When Our Work Trade-Offs Become Far Too Personal
August 22, 2022
"Don't get so busy making a living that you forget to make a life."
(Dolly Parton)
My last post touched on the concept of trade-offs. The idea of trade-offs seems so obvious and simple that one can easily miss out on just how powerful it can be. A trade-off is basically a choice. Whenever we say yes to something, we are saying no to other things. When we say yes to purchasing one thing, we are saying no to all the other things we could buy with that same dollar amount. When we say yes to spending time with some people, we are saying no to time with others. When we say yes to working on one task or attending one meeting, we are saying no to other tasks or meetings. Again, it's really quite simple.
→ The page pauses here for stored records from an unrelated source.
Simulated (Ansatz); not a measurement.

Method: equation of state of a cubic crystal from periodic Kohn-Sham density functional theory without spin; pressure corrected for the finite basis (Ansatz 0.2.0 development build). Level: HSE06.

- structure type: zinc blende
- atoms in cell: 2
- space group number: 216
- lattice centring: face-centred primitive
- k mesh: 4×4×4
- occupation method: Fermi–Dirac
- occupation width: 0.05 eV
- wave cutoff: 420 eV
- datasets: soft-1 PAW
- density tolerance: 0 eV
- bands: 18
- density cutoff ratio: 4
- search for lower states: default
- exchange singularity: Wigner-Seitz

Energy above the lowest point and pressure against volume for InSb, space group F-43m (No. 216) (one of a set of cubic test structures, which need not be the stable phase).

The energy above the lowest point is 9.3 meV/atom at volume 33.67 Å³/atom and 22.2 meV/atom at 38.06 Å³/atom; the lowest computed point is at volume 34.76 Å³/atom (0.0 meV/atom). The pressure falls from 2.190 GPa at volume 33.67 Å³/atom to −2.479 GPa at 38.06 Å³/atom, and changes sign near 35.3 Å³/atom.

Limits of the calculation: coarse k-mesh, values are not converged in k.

And yet, more often than not, we do not make these choices consciously. We aren't thoughtful or intentional about them. We don't take a handful of seconds or minutes to look at the options in front of us and choose. Rather, we move through our days leaving these decisions either to our unconscious habits (e.g. keeping our email window open to allow for constant distraction or blindly accepting every meeting invite that finds its way to us), or to other people and what they think is most important for us to be doing at any given moment in time.
Now, if you have chosen a role in management or leadership, there's a whole other aspect to trade-offs that, while often unspoken, is also expected and understood: that of personal trade-offs. I don't know anyone who has chosen a management or leadership role who doesn't expect to make some personal trade-offs for work. For me, I call these the 3 P's of personal trade-offs: Personal Time, Personal Relationships and Personal Health/Wellness.
Agreeing to say no to one of the 3 P’s in order to say yes to a work commitment is not a problem overall. We've all done it many times. I've done it many times.
The problem is when our default is personal - when our default trade-off to get our work done is either personal time, personal relationships or personal health/wellness. This is when things become problematic. And I believe it happens all too often. I believe it has become the default trade-off for far too many managers and leaders in too many organizations.
When the default trade-off is consistently one of the 3 P's, it means our organizations and our leaders are not having certain critical conversations in the workplace. It means we aren't having conversations about what our most important or essential work is, what our priorities are and how they are shifting in real time, or what work needs to be paused or stopped. It also means that we may not giving our managers and leaders the autonomy or personal authority to determine which work is most important for them to focus on, and therefore the permission to pause or say no to other work (meetings included!).
When organizations and senior leaders don't make a point of either being clear on what is truly a priority, or create a culture where managers and leaders are able to determine what is and is not a priority for them, then few choices remain.
We are either unconsciously creating a culture where priorities are unclear and therefore required decisions about trade-offs are unclear, or we are creating a culture where it is expected that the majority of trade-offs will be of a personal nature in order to avoid such difficult discussions and decisions about work trade-offs.
To state the obvious, neither of the above are great.
Once again, this is not to say that there aren't times when we all need to say no to one of the 3 P's - personal time, personal relationship, personal health/wellness - in order to stay on top of our professional responsibilities. But when our default trade-off is personal, that tells us that there are conversations we need to be having in the workplace. Conversations about priorities and what is truly most important for us to accomplish; conversations about hierarchy and how we place our most important work at the centre of our focus; and conversations about autonomy and the ability to choose.
Summer’s end will soon be upon us. As fall approaches and our work schedules become a bit more consistent once again, perhaps the coming weeks will be an ideal time to initiate such conversations.
“The way of the Essentialist means living by design, not by default. Instead of making choices reactively, the Essentialist deliberately distinguishes the vital few from the trivial many, eliminates the nonessentials, and then removes obstacles so the essential things have clear, smooth passage. In other words, Essentialism is a disciplined, systematic approach for determining where our highest point of contribution lies, then making execution of those things almost effortless.”
(Greg McKeown, author of Essentialism: The Disciplined Pursuit of Less)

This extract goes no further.